Crab Cakes with Dill & Capers


Ingredients:
1 shallot, minced
16 oz backfin blue crab meat
16 oz lump blue crab meat
2 eggs, beaten
2 thin slices sourdough bread, torn into small bits
2 tablespoons Dijon mustard
1 tablespoon mayonnaise
1/2 teaspoon freshly ground black pepper
1/4 teaspoon celery seed
2 tablespoons minced fresh dill
1 1/2 tablespoons nonpareil capers

Directions:
Place the crab meat in a large bowl. Whisk together the mustard, mayo, pepper and celery seed. Stir it into the crab without breaking up the lumps of crab meat. Add the remaining ingredients and gently mix in by hand. Cup handfuls of the crab mixture and mold into balls. Cook immediately or refrigerate until ready to cook, up to overnight. Heat about 1/2 inch of oil in a large skillet and fry the crab cakes until golden, flipping once. A large, shallow spoon makes flipping and removing crab cakes from the pan a breeze. Drain on paper towel lined plates before serving.

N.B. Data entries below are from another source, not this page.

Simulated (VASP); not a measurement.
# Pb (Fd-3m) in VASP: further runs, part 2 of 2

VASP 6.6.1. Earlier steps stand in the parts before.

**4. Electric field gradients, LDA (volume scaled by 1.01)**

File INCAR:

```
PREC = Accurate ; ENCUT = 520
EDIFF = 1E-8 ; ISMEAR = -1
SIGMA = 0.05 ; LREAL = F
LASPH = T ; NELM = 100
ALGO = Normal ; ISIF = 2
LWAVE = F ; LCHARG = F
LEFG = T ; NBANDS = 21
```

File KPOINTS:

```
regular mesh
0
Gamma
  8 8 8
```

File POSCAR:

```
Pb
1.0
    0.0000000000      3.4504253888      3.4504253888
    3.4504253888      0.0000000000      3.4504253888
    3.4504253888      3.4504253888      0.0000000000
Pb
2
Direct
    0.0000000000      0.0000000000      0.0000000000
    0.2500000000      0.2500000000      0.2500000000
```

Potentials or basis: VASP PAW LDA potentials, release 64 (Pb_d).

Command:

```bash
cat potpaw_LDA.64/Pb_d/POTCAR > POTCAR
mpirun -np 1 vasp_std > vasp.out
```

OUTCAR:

Tip: if your crab meat is very moist and you are having trouble forming your cakes, add a small sprinkle of bread or cracker crumbs.

Yield: 10-12 crab cakes

My thoughts:

I feel like a bad Baltimorean for making a crabcake that doesn’t involve the revered Old Bay. Is a crab cake made in Baltimore without Old Bay still a crab cake? Or is it an abomination best not spoken of? I’m happy to say that while it is not the crabcake I grew up with, it is still very, very good. Dill is always good with seafood and capers add that salty savory punch that Old Bay normally would. I kept the bread, which I liked but I switched up to sourdough. I know a lot of people like just using bread or cracker crumbs but I grew up using bread (it is common in homemade Baltimore crab cakes) and I like it. All in all, it is a bright, flavorful and rather complex crab cake. I like the leftovers cold the next day for lunch.